The latest ACNC Australian Charities Report released in December 2017 shows that across the charity sector half of sector income is currently sourced outside of fundraising and government grants. Other income sources include product sales, membership fees and user pays services.

 

User pays and product driven revenue

In some industries the shift from block funding to user pays has been mandated, such as the seismic shift the NDIS is creating in the disability sector. There are also a number of not for profits who have chosen to release paid products and services to deliver value while increasing their revenues. There’s The Hunger Project who have partnered with McKinsey and Company to co-design their leadership programs, taking leadership lessons from their projects in Uganda, Bangladesh and beyond, and translating them into a leadership development program for corporate executives. Their clients include the Commonwealth Bank, and course fees are channelled back into The Hunger Project’s in-country programs.

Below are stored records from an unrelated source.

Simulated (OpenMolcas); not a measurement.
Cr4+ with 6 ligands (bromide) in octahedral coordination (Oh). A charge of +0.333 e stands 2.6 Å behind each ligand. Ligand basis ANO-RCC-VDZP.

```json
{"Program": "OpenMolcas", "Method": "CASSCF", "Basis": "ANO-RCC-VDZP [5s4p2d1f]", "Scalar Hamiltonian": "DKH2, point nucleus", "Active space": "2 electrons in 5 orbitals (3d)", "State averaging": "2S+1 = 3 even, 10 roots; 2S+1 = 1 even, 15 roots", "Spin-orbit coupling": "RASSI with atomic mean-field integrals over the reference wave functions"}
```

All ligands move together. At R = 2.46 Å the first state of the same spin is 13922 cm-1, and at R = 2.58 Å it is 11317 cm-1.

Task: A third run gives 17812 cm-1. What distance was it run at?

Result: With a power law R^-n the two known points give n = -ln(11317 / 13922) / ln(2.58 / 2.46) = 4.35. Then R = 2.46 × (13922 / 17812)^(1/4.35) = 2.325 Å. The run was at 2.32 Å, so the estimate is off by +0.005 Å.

There are an increasing number of social enterprises that have been launched with products at the centre of their business model. These include international examples such as Warby Parker glasses and Toms Shoes where every sale makes products available to people living in poverty. In Australia, Guide Dogs have recently branched out into the product driven space with Beau’s Pet Hotel in Adelaide. Then there’s Thankyou, who started out with Thankyou Water before branching out into an expanded product line from muesli to bath products to nappies.

The key to success in product based revenue is to make sure that you get bang for your buck – that your customers get value for money, and that the time, effort and resources you throw into product development pay off at the end of the day. It’s the challenge of this balancing act that has resulted in Thankyou’s announcement in December 2017 that they are discontinuing their food products to focus on more successful product lines and new projects.

Crowdfunding

The Thankyou team have repeatedly demonstrated that they’re not afraid to experiment, to try new things, and to pivot in a new direction.  One of Thankyou’s recent experiments has involved diversifying beyond product driven revenue, to experiment with crowdfunding, with their Chapter One campaign kicking off in 2016. Traditionally crowdfunding involves raising funds over a limited time periods for a specific project, sometimes with rewards offered for different levels of donations. Technology platforms like Kickstarter and Australia’s own Pozible are tailor made for crowdfunding campaigns.

Successful crowdfunding campaigns come down to a clear vision, powerfully communicated, and sufficient marketing clout to ensure you make a dent in your fundraising goal early in your 30 day campaign. That way you can ride that early momentum to ensure you hit your fundraising goal.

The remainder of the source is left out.